Consider any node $(i,h)$ in G, and the machine completing soonest in the INIS. Ties can be broken arbitrarily, but to fix ideas, suppose that ${M}_{2}$ is still busy when ${M}_{1}$ completes. (Note that, since there is no idle time, ${M}_{1}$ completes at time $P\left(A[i,{M}_{1}]\right)+P\left(B[h,{M}_{1}]\right)$.) If $i<{n}_{A}$ and $h<{n}_{B}$, the two available tasks are ${A}_{i+1}$ and ${B}_{h+1}$, and four cases can occur.
 $\left(i\right)$
 $M\left({A}_{i+1}\right)=M\left({B}_{h+1}\right)={M}_{2}$. In this case, ${M}_{1}$ is necessarily idle until ${M}_{2}$ completes (Figure 2a). Hence, there is no way to continue an INIS, and therefore node $(i,h)$ has no outgoing arcs. In this case, $(i,h)$ is a target node.
 $\left(ii\right)$
 $M\left({A}_{i+1}\right)={M}_{1}$ and $M\left({B}_{h+1}\right)={M}_{2}$. In this case, when ${A}_{i}$ completes, the only way to continue an INIS is to start task ${A}_{i+1}$ on ${M}_{1}$ (Figure 2b). Thus we generate node $(i+1,h)$ and the arc from $(i,h)$ to $(i+1,h)$, which is the only outgoing arc of $(i,h)$. In this case as well, $(i,h)$ is a target node.
 $\left(iii\right)$
 $M\left({A}_{i+1}\right)={M}_{2}$ and $M\left({B}_{h+1}\right)={M}_{1}$. A symmetrical discussion to the previous case holds; i.e., the only way to continue an INIS is to start task ${B}_{h+1}$ on ${M}_{1}$ (Figure 2c), so we generate node $(i,h+1)$ and the arc from $(i,h)$ to $(i,h+1)$, which is the only outgoing arc of $(i,h)$. In this case also, $(i,h)$ is a target node.
 $\left(iv\right)$
 $M\left({A}_{i+1}\right)=M\left({B}_{h+1}\right)={M}_{1}$. In this case, the INIS can be continued in two possible ways; i.e., scheduling either ${A}_{i+1}$ or ${B}_{h+1}$ on ${M}_{1}$ (Figure 2b,c respectively). Therefore, $(i,h)$ has two outgoing arcs, pointing towards nodes $(i+1,h)$ and $(i,h+1)$, respectively. However, in this case $(i,h)$ is not a target node, since there is no point in keeping ${M}_{1}$ idle until the completion of ${M}_{2}$.

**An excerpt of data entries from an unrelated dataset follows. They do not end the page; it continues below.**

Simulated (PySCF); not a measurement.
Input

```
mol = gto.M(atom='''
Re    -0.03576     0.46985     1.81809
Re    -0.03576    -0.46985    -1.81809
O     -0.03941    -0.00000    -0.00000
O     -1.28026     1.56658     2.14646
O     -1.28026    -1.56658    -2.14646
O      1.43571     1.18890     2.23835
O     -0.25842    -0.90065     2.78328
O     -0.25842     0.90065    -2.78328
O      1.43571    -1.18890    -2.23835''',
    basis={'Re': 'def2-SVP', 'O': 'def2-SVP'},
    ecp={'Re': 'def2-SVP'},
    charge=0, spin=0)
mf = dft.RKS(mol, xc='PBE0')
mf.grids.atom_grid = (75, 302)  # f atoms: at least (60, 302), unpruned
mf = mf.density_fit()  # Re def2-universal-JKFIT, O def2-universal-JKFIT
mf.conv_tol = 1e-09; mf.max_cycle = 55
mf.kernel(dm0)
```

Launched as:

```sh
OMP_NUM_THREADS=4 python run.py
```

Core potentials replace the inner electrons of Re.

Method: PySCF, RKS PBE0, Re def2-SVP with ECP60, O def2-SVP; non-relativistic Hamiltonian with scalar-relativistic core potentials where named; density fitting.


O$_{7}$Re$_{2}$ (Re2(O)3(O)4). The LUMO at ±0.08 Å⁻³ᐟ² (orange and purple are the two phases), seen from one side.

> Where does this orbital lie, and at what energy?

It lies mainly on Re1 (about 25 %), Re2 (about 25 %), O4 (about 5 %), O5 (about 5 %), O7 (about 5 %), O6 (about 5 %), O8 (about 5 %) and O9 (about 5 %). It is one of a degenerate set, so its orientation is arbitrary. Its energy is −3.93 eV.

Clearly, if ${M}_{2}$ completes before ${M}_{1}$, in the four above cases the roles of ${M}_{1}$ and ${M}_{2}$ are exchanged. If either $i={n}_{A}$ or $h={n}_{B}$, the above cases simplify as follows, where we assume that $h={n}_{B}$; i.e., job B is finished. (A symmetric discussion holds in $i={n}_{A}$.)
 $\left(v\right)$
 $M\left({A}_{i+1}\right)={M}_{1}$. In this case, we can continue an INIS starting task ${A}_{i+1}$ on ${M}_{1}$. Thus we generate node $(i+1,h)$ and the arc from $(i,h)$ to $(i+1,h)$, which is the only outgoing arc of $(i,h)$. Node $(i,h)$ is a target node.
 $\left(vi\right)$
 $M\left({A}_{i+1}\right)={M}_{2}$. In this case, ${M}_{1}$ is necessarily idle until ${M}_{2}$ completes. Hence, there is no way to continue an INIS, and therefore node $(i,h)$ has no outgoing arcs. In this case, $(i,h)$ is a target node.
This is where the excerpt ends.